Kelly-Eve Koopman & Sarah Summers
Filmmakers and activists
Although they are involved in different things individually, together Kelly-Eve Koopman and Sarah Summers, a lesbian couple in their twenties, have created a six-part web series and documentary project to explore their identities as coloured people in Cape Town.
As part of this, they are embarking on a 1 000km walk led by a group of Khoi activists from Fort Beaufort in the Eastern Cape to the Castle in Cape Town, documenting the footpaths, stories and convoluted histories of this mixed ancestral heritage.
Their web series, Coloured Mentality, has become an online oasis for a conversation that has largely been inadequate on public platforms.
Coloured identity, often misunderstood as a nebulous concept or denied altogether as a legitimate identity despite being lived by millions of people, is a subject that Summers and Koo pm an want to unpack by questioning its faculties from inside the lived experience of being coloured.
“We believe that because millions of people recognise themselves as coloured, this identity exists,” they say.
In addition to answering the question: “What is coloured?”, asked of actors and other prominent coloured individuals who feature in the first episode of the web series, the work seeks to deepen understanding by coating this search with questions that aren’t intended to provoke conclusive answers.
These include: “What does it mean to occupy this identity? How does this identity grow? Do we understand the implications of the history of the term? Do we understand that the people that occupy this term are descendants of ancient societies? How do we correlate all the information that hasn’t been popularised to
understand ourselves in empowering new ways?”
So far, the response on their 11 000-strong Facebook page and the internet in general has been “critical, celebratory, diverse and thoughtprovoking”, say the pair, who don’t want to be seen as the authorities on coloured or any type of identity but rather want to share their journey in the hope of inspiring and mobilising others — “because we are not alone in our search”.

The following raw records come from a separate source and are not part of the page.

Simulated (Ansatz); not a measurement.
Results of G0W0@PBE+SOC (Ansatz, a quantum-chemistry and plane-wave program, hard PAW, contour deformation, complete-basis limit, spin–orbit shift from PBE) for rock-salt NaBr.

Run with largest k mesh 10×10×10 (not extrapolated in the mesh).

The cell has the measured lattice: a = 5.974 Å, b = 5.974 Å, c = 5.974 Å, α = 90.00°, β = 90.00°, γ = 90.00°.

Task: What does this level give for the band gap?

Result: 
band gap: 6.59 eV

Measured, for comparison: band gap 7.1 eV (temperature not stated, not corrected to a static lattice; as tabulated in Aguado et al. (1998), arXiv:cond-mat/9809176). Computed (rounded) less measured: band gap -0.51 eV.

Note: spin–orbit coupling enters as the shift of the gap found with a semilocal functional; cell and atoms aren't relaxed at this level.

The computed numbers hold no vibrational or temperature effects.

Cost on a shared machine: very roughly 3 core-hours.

Summers says she has never not thought of herself as coloured but has
struggled against the stereotypes. “I didn’t want to be considered uneducated and vulgar. I didn’t want to be considered as ‘gham’. I saw myself as better than other kinds of coloured people. I was young and unsure of myself. I wanted to be defined by qualities that I am proud of, and we haven’t been taught to associate positive qualities with colouredness. This has been a process of undoing and relearning for me.”
Koopman considers herself coloured and black in the Black Consciousness sense, but has also struggled with the
class differences that exist between those two socio-ideological strata. “I realise that there is a constant process of both decolonising our identities and fighting against the classism that stratifies black and brown communities,” she says, further emphasising the necessity of exploring identity in the aftermath of slave, colonial and apartheid South Africa.
The documentary, made in collaboration with Gambit Films, will begin production when they start the walk later this year. On February 4, Koopman and Summers will be hosting a fundraiser for Indigenous Liberation, an organisation of Khoi activists, as well as for the walk at Unknown Union in Cape Town. Many of the activists are artists who will be exhibiting their work at a silent auction. There will also be performances by artists Khoi Connexion and a live draw by graffiti artist Mak1.